Comic Vine Review

1 Comments

The Manhattan Projects #16 - Schism

4

Science. Torture. Piranhas. You know, the usual.

When we last saw our favorite band of mad scientists, they were being held captive at the hands of the government (and one of their own). This month? Things escalate, and torture is the name of the game. With torture comes revelations…some less predictable than others.

The Good

MANHATTAN PROJECTS is anything but formulaic -- in concept or in direction -- and that's a good thing. This month, its seemingly-random (but really quite calculated) path leads us to two threads of interest: Oppenheimer's megalomanic scheming (and subsequent torture of his former comrades) and Einstein' and Feynman's venture towards where the wild things are. Both plots are seeded with potential for suspense and danger, and both promise to intertwine with absurdity and complexity.

Colors are always used to great effect in MANHATTAN PROJECTS; from the start, the series has had carefully-selected palettes and an elegant, flat style that allows Pitarra's linework to shine. The book's signature palette shift to stark reds and blues is one of its most striking visual elements -- it's a deliberate, design-infused choice, serving as a guide to the reader that we've shifted from a usual POV.

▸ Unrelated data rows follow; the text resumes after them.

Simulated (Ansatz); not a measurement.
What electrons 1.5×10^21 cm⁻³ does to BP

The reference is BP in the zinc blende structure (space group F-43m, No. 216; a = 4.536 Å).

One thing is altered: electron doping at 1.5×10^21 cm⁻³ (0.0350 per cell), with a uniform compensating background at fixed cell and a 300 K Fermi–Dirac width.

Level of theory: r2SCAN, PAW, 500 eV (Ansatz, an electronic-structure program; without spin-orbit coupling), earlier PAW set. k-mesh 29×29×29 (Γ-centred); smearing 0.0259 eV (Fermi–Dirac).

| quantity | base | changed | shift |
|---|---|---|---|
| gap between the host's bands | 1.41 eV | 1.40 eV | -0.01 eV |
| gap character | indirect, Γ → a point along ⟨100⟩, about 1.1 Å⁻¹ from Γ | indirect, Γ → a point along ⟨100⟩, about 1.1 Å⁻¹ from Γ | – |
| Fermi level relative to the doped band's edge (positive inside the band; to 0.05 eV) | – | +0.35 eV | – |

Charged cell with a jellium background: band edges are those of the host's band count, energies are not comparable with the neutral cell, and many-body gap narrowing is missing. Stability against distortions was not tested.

Speaking of design; Hickman's Clavis Aurea interludes (aside: I wish fervently that this were a real book) pull double-duty as styled chapter markers and snippets of exposition. These single-page breaks lend context to the issue (and just a bit of foreshadowing) as well as punctuating the action. Those fancy projects with Roman names -- Gaia, Vulcan, Charon, Ares -- now have places in the big picture of the MANHATTAN PROJECTS world, and the last fifteen issues feel as though they're part of a more concrete whole.

The Bad

This issue begins the fourth volume (Vol 3 collected issues #11-15), but feels very much in media res; it's a new arc, sort-of, but it's also highly dependent on all that came before. Especially if you're reading the series in trade, make sure to start with the beginning.

The Verdict

MANHATTAN PROJECTS is perpetually surprising; like the scientists it's based on, the series continues to push, to invent, to innovate. At this stage, the plot is fully unpredictable, and readers get to enjoy the strange and wonderful ride that Hickman, Pitarra, et al are taking us on without feeling spoiled by our own expectations. Is it weird? Absolutely. But for every bizarre wormhole that the plot dashes into, MANHATTAN PROJECTS emerges on the side of consistent entertainment.